Star plot illustrating the calculated metrics of each participant’s state transition graph in conjunction with the mean values of his or her respective group (Table 4)

However, two participants (Sabrina and James) showed a statistically higher homogeneity in comparison to their assigned groups and were therefore investigated further (cf. Fig. 1, step 3). Both participants invested less time in the investigation of the black box compared with their respective groups: while Sabrina and James engaged in the black box activity for about half an hour, the other participants in groups (3a) and (3b) invested an hour more on average. The shorter time of investigation then leads to less repetitive actions and a higher homogeneity score than for the other participants.

Discussion and Conclusion

Modeling is seen as a central practice of scientific reasoning (e.g., Clement 2000; Gilbert 2004) and is highlighted in curricular documents as a core scientific practice (e.g., NGSS Lead States 2013). However, research on scientific modeling widely lacks detailed investigations of modeling processes (Nicolaou and Constantinou 2014). Therefore, this study aimed to contribute to filling this gap in science education research by developing a typology of preservice teachers’ modeling strategies. This typology has the potential to inform and guide further research as well as the development of interventions aiming to foster competencies in scientific modeling. The proposed typology is based on the homogeneity and complexity of modeling processes (Fig. 3) and includes the following strategies: (1) exploration only; (2a) exploration and development with a focus on development; (2b) exploration and development with a focus on exploration; (2c) exploration and development, balanced; (3a) exploration, development, and drawing predictions from a model once; and (3b) exploration, development, and drawing predictions from a model repeatedly (Table 4).

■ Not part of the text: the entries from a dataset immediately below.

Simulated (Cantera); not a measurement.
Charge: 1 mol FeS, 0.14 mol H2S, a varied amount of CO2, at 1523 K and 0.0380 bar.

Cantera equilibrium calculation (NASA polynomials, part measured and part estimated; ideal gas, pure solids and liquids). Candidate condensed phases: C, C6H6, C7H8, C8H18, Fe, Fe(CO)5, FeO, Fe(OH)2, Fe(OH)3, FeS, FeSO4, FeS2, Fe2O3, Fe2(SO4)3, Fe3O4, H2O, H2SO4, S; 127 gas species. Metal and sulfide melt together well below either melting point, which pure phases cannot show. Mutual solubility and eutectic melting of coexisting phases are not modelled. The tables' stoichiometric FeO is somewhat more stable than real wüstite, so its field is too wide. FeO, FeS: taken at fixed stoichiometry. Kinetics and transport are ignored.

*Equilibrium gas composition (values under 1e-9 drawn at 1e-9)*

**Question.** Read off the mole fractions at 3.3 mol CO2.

Comparing the developed types of modeling strategies with strategies identified in previous studies of scientific reasoning processes, many parallels can be drawn, indicating that at least the strategies of modeling and experimental evaluation are quite similar: Participants of type (2b), who conduct activities of exploration and model development with a focus on exploration, show similarities to the participants of Schauble et al. (1991a), who utilize an engineering model of scientific investigation when conducting experiments. The participants carry out an investigation; in this case, the exploration of the black box, until a specific effect, for example, a repeating pattern, is reached. Then, the participants end the modeling process by following the initial task, drawing their model of the black box. In contrast, participants of type (2a) and (2c) perform activities of model development more frequently, expressing behavior similar to that previously described as model fitting (Sins et al. 2005). Moreover, in contrast to previous empirical studies suggesting that understanding the predictive use of models is challenging for most sample groups (Krell and Krüger 2016; Passmore et al. 2014), half of the cases we observed could be assigned to type (3a) or (3b) and included activities of prediction in their modeling processes. However, even participants of type (3b), who drew predictions from their model repeatedly, ended their modeling process when they found a possible solution. Participants did not further evaluate the developed models by trying to falsify the model or by systematically testing alternative hypotheses, although this is suggested in other studies as being important for scientific modeling (Grosslight et al. 1991; Louca and Zacharia 2015).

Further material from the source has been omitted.